13th November 2015 - 5 min read
Socialising, no doubt, costs money. When we go out to meet our friends or have them over at our homes – this invariably costs us. But this cost is a necessary part of everyday life and it is not what we mean by a money draining friendship.
Sometimes, however, a friendly relationship can turn into something much more dire for your finances if one or all of these friends start affecting your financial decisions.
There’s nothing wrong with having a little bit of friendly advice with regards to the stock exchange. The problem begins with the friend who is always looking for the ‘new’ or ‘avant garde’ way of investing in schemes that are either just a little shady or outright pyramid schemes.
Friends like these aren’t bad people – they really do want money pretty badly and are usually easily persuaded by the lure of great riches. You want to trust and believe ‘this time will be different’ but the past 28 times you invested in his proposed ideas came to naught.
Fix: Keep the friendship alive and your finances intact by keeping your wallet shut. If a new investment does appear legitimate; speak to a personal finance advisor or stock broker about this option and see what a neutral party has to say.
As mentioned, socialising will naturally come with costs but it should not be a case of Marini’s on 57 every time you want to have a quick catch-up. The ‘Fine Dining Approach’ doesn’t just mean food of course; it can even mean the kind of accommodation during a joint holiday or the gift expectations during a birthday.
This is difficult because peer pressure is real – no matter how old you may be.
Fix: Honesty is certainly the best policy so don’t be afraid to speak up when you believe you cannot afford the next luxury junket. Sometimes, more affluent friends simply don’t realise when their tastes are imposing on those with realistic budgets so speaking up may help keep everyone in the green and in each other’s good books. A good friend will understand that not everyone’s paycheque and commitments come in the same sizes and thus – some compromise is in order for a healthy friendship.

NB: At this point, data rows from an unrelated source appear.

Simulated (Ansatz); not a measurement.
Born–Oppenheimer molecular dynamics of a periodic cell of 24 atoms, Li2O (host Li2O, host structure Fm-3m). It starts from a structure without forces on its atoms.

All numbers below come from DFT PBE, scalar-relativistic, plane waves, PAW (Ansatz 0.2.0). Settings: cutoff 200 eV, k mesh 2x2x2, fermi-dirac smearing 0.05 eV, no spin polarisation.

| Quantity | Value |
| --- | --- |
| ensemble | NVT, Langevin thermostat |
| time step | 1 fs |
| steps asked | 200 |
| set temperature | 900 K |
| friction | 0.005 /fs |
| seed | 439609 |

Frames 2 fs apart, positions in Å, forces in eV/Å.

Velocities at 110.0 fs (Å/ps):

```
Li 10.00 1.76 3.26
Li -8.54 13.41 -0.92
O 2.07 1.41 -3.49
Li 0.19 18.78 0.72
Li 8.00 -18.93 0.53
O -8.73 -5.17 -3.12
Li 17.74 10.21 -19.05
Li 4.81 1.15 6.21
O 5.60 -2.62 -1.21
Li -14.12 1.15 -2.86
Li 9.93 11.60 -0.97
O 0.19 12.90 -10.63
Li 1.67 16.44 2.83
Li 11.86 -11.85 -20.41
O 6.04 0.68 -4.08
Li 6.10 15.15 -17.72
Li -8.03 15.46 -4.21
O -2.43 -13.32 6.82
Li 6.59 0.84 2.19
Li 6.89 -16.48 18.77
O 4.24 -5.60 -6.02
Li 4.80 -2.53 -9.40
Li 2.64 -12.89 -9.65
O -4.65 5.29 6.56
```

They don’t mean it – really they don’t. They just took the part in the salesman’s handbook about approaching your friends first a mite too seriously. The problem arises when you feel obliged to buy what they peddle – whether it’s a new MLM (multi-level marketing) product or an insurance product (yup, sure we all have that one overzealous insurance agent friend) simply to show your support to a good friend. It doesn’t help when they make it a point to bring up the topic every time you meet.
Fix: Sometimes, the zombie salesman approach isn’t meant and the friend may not be aware of the strain he/she is putting on the friendship. Again – calling them out on it is the only way to keep good ties to both your friend and your banker. Of course, be the supportive friend and assure them that if you do need whatever they are selling in future – you will be sure to contact them.
If the honest approach doesn’t work – call a communication time-out until they decide to respect the fact that your friendship does not equate constant access to purse strings.
It’s a regular occurrence to have our friends and family help us to choose a banking product. This is because of the level of trust. The problem arises however, when one blindly trusts every recommendation without first checking the options available.
In every category of banking product, be it a personal loan, credit card or home loan – variances exist in the type of product and how it caters to each customer. For example, you have flexi loans, fixed loans, Islamic loans – plenty in the market to suit different needs. The product that suits a friend or family member – may not necessarily suit you.
Fix: These friends mean well and in fact – are the kind of friends to keep around as they may one day bring you news of a fantastic new bank promotion. The problem however, arises when we take every recommendation without first checking the suitability for ourselves. It is always imperative to make your own enquiries, check the available products and consider your own financial status and needs before selecting.
Have you been told of a great banking product? Look it up on our product pages to find out if it is the goods or if there is something better for you out there.
Friends are an important part of life but that means they can also directly influence a lot of the big decisions we make in life. It’s imperative to ensure that whatever our emotional attachments; we keep a cool head and weigh the pros and cons when it comes to making financial decisions.